Internet access: Yes.

Ability to work privately: Yes.

Ability to share publicly: Yes. If you choose to make your notebook public and you share the link, anyone can access it without creating a Google account, and anyone with a Google account can copy it to their own account. Additionally, you can authorize Colab to save a copy of your notebook to GitHub or Gist and then share it from there.

Ability to collaborate: Yes. You can keep your notebook private but invite specific people to view or edit it (using Google's familiar sharing interface). You and your collaborator(s) can edit the notebook at the same time and see each other's changes, as well as add comments for each other (similar to Google Docs), though there's a 30-second lag between when you make changes and when collaborators will see them. Also, you are not actually sharing your environment with your collaborators (meaning there is no syncing of what code has been run), which significantly limits the usefulness of near real-time collaboration.

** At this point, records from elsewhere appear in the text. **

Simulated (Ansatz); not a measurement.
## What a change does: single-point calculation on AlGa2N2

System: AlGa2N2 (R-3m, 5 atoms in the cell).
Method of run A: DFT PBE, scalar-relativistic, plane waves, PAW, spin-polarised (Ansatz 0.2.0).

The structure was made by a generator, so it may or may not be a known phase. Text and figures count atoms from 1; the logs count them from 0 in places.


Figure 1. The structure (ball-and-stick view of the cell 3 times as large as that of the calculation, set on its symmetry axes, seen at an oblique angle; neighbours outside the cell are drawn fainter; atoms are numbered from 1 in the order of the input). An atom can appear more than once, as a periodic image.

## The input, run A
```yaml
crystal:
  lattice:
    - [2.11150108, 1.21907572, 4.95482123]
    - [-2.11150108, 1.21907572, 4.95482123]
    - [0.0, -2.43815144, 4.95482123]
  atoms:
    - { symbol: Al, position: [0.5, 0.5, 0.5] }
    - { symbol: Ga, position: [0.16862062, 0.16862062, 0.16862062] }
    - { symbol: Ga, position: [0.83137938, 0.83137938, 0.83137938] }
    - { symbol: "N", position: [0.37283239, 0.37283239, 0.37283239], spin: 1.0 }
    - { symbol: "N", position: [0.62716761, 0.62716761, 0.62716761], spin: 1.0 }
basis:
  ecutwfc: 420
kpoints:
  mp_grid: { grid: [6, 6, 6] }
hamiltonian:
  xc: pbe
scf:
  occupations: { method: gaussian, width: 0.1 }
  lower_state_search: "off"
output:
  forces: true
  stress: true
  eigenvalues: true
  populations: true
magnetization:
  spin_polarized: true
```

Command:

Performance of the free plan: Colab does give you access to a GPU or a TPU. Otherwise, Google does not provide any specifications for their environments. If you connect Colab to Google Drive, that will give you up to 15 GB of disk space for storing your datasets. Sessions will shut down after 60 minutes of inactivity, though they can run for up to 12 hours.

Ability to upgrade for better performance: No. However, you do have the option of connecting to a local runtime, which allows you to execute code on your local hardware and access your local file system.

Documentation and technical support: Colab has minimal documentation, which is contained within an FAQ page and a variety of sample notebooks. Support is available via GitHub issues, and community support is available via Stack Overflow.

Conclusion: The greatest strength of Colab is that it's easy to get started, since most people already have a Google account, and it's easy to share notebooks, since the sharing functionality works the same as Google Docs. However, the cumbersome keyboard shortcuts and the difficulty of working with datasets are significant drawbacks. The ability to collaborate on the same notebook is useful, but less useful than it could be since you're not sharing an environment.


4. Microsoft Azure Notebooks

Six easy ways to run your Jupyter Notebook in the cloud

To get started with Azure Notebooks, you first sign in with a Microsoft or Outlook account (or create one). The next step is to create a "project", which is structured identically to a GitHub repository: it can contain one or more notebooks, Markdown files, datasets, and any other file you want to create or upload, and all of these can be organized into folders. Also like GitHub, you can initialize a project with a README file, which will automatically be displayed on the project page. If your work is already stored on GitHub, you can import the entire repository directly into a project.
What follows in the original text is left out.